Many air conditioning units have a shut-off switch near them. This panel is designed to be that, and also provide overcurrent protection, and optionally GFCI. It is a 2-space "panel" which is designed to fit exactly one 2-pole common breaker. (any of the THQL THHQL TXQL or QPF types). It is designed to provide a) a shut-off, b) overcurrent protection, and optionally c) GFCI to a single load. It'd be a great hot-tub shut-off.

GE's slick design with THQP and THQQP breakers uses a clever way to do double-stuff 2-pole breakers. Since it uses half-width breakers, it simply uses a 2-pole breaker that sits in the halfway position, one contact on each bus bar. Any number of 2-pole breakers can be stacked like this, if your panel is wide enough. which yours isn't. As such, the only supported 2-pole configuration with these breakers is the 2-pole THQP sitting in the middle, in the 2-3 position, with a half-width breaker on either side. You cannot handle-tie the two outside 120V breakers because GE is quite specific that these breakers have an internal common trip mechanism. Handle ties only assure common shut-off, not trip, so one side tripping could leave the other side energized - bad!

However GE doesn't seem to make a quadplex 2-pole for it. That makes sense. The whole selling point of THQP is to avoid the duplex/quadplex model entirely.

The bigger problem is your wiring.

This really nags at me: Why would someone run 6 AWG to a shut-off switch to a single 30A load? Makes no sense. An installer would install 10 AWG throughout, unless he was some sort of visionary genius, and if he was, he'd have installed more than a 2-space "panel"! So I deduce the wire back to the panel is probably 10AWG and cannot support a second circuit. You would need to replace it with 6 AWG to support a 23-30A main air conditioner and a 15-20A auxiliary load. In fact, in some conditions 12AWG would be legal here!

Given that you may have to replace all that anyway...

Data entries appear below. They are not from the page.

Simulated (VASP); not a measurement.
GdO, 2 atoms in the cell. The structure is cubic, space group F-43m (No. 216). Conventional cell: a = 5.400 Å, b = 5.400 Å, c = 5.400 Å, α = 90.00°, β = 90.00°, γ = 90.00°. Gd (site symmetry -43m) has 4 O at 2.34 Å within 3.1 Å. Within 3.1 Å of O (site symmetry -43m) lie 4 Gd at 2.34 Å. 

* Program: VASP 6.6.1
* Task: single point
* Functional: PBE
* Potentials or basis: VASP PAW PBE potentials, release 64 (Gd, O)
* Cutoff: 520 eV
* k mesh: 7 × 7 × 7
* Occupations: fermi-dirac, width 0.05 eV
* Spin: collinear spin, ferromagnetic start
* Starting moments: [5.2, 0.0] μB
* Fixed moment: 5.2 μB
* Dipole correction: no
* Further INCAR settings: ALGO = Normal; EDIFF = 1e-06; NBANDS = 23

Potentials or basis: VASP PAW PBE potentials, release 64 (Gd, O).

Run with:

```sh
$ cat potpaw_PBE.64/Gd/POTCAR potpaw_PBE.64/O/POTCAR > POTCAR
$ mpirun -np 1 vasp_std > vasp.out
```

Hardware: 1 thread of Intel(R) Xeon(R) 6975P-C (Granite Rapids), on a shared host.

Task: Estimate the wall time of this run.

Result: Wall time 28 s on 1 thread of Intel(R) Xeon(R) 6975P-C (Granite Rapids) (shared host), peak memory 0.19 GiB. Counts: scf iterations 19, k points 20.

...you might go ahead and replace that tiny panel

Normally changing panels is a bugbear, but you've only got 2 cables coming in/out of it so far. So now's the time.

I recommend people get 2-3x the panel they think they need. In your case since you need 2 240V circuits (4 spaces), I'd say go for a 12 or even 20 space panel. Panel space is cheap, unlike regrets, and panels often come with free breakers!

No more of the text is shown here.